FI Eye-Opener: ECB delivers, will payrolls?

The ECB delivered its easing package yesterday (see more below), and the initial market reaction was higher long yields, a steeper curve, a rally in peripheral bonds and a weaker euro. However, the market reaction turned later, and the 5-year part of the curve led yields lower. The German 5-year yield ended up plunging by 6bp, while the 10-year yield fell by 3bp. Peripheral bonds still ended the day with gains, albeit reduced ones compared to earlier in the day, and e.g. the Italian 10-year spread vs Germany narrowed by some 6bp. US yields closed the day lower by 1-2bp.

Yesterday’s market reaction suggests even a slight rise in longer yields is enough to attract new buyers to the market. Still, yields remain low and another positive payrolls report from the US today certainly has the potential to deliver losses for bonds.

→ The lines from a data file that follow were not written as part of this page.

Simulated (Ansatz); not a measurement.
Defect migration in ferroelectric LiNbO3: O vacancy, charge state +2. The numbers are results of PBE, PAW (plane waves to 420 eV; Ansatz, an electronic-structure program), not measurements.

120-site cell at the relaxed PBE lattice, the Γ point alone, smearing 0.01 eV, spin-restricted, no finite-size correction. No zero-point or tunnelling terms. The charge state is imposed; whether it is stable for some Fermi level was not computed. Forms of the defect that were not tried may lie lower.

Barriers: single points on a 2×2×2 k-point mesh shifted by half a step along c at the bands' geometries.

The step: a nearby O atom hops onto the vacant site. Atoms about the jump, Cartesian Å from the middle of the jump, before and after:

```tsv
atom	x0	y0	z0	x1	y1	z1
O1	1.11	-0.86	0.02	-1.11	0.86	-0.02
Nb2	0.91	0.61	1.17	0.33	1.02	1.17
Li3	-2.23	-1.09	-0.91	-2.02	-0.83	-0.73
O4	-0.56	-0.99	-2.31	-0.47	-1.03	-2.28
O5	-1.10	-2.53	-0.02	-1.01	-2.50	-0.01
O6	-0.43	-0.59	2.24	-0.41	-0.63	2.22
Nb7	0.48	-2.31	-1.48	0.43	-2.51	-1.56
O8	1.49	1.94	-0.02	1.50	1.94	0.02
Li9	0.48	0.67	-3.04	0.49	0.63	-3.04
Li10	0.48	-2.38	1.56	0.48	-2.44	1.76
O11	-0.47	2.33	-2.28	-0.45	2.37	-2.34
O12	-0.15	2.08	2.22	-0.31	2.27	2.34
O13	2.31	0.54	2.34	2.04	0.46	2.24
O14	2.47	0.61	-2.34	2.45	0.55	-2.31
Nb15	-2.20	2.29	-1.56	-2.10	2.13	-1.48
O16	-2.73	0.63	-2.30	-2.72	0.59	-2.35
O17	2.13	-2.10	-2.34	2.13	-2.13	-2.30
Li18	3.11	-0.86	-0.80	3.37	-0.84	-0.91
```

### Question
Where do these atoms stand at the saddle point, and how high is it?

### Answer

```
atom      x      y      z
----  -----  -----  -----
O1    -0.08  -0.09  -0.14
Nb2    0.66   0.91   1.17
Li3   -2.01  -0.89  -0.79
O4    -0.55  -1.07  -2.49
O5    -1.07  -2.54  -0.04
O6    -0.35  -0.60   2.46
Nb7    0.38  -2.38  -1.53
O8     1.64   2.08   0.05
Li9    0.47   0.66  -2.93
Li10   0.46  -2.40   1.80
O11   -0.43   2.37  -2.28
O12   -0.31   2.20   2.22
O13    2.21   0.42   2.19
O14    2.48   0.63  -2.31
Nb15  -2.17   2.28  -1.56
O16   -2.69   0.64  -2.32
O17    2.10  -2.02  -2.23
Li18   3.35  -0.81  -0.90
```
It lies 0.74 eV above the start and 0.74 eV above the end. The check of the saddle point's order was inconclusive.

EUR/USD fell to close to 1.35 at one point, but rebounded later to above 1.365, not really a thumbs up signal for the ECB.

Equity markets ended the day with gains on both sides of the Atlantic. S&P 500 advanced another 0.65%. Asian markets are trading mixed this morning, but Europe is set to open higher.

ECB’s package deal with plenty to offer

The ECB delivered a whole package of measures yesterday, including rate cuts, 4-year targeted longer-term refinancing operations (with conditions relating to lending to the private sector), discontinuing SMP sterilizations, further preparatory work for a purchase programme of asset-backed securities, and prolonged full allotment regime in main refinancing operations.

However, the ECB also signalled that benchmark rates had now hit bottom, but on the other hand the fixed-rate in the new refinancing operation can be taken as a signal the ECB does not expect to start raising rates in years. In addition, as it will take a long time to see the effect of the measures announced today, the ECB will be very reluctant to jump into any QE programme any time soon. An ABS programme will likely be added to the stimulus package later. Draghi himself said that the ECB was not finished.

Even though the ECB’s measures fell clearly short of an aggressive asset purchases programme, there were a lot of positive elements involved, which will support the recovery. The package should further support a rally in peripheral bonds, and leave the door open for a correction higher in long yields.

Further sanctions on Russia still in the air

The leaders of the G7 countries warned Russia of further economic sanctions ahead. They said further sanctions could follow in a month, unless Russia recognized the legitimacy of the new Ukrainian President, prevented the flow of arms across the Ukrainian borders and co-operated to resolve the ongoing tensions in Ukraine. Further sanctions would not be in anybody’s economic interests, and it still looks likely there will be just enough compliance to avoid fresh sanctions. Still, hard politics are in play, so other outcomes are quite possible as well.

Prepare for payrolls – pressure for bonds

After all the excitement yesterday, more will be in store today. After all, it is payrolls Friday, meaning May US employment numbers will be released at 14:30 CET. A fall from the strong 288k rise seen in April seems inevitable, but another positive report still looks likely to be in the cards. The bond market sentiment has felt some pressure lately, and today’s US labour market data certainly has the potential to push yields further up.

Elsewhere in today’s calendar, the German April industrial production as well as April trade data will be released at 8:00 CET, the ECB’s Constâncio will speak at 11:00 CET, while the ECB will announce the latest 3-year LTRO repayment data at 12:00 CET.

In addition, the rating agency Moody’s has a chance to revise its ratings on Finland, the EFSF and the ESM, but no changes look likely and thus no reports will not be published. Standard & Poor’s, in turn, should report on their ratings on Italy and Ireland.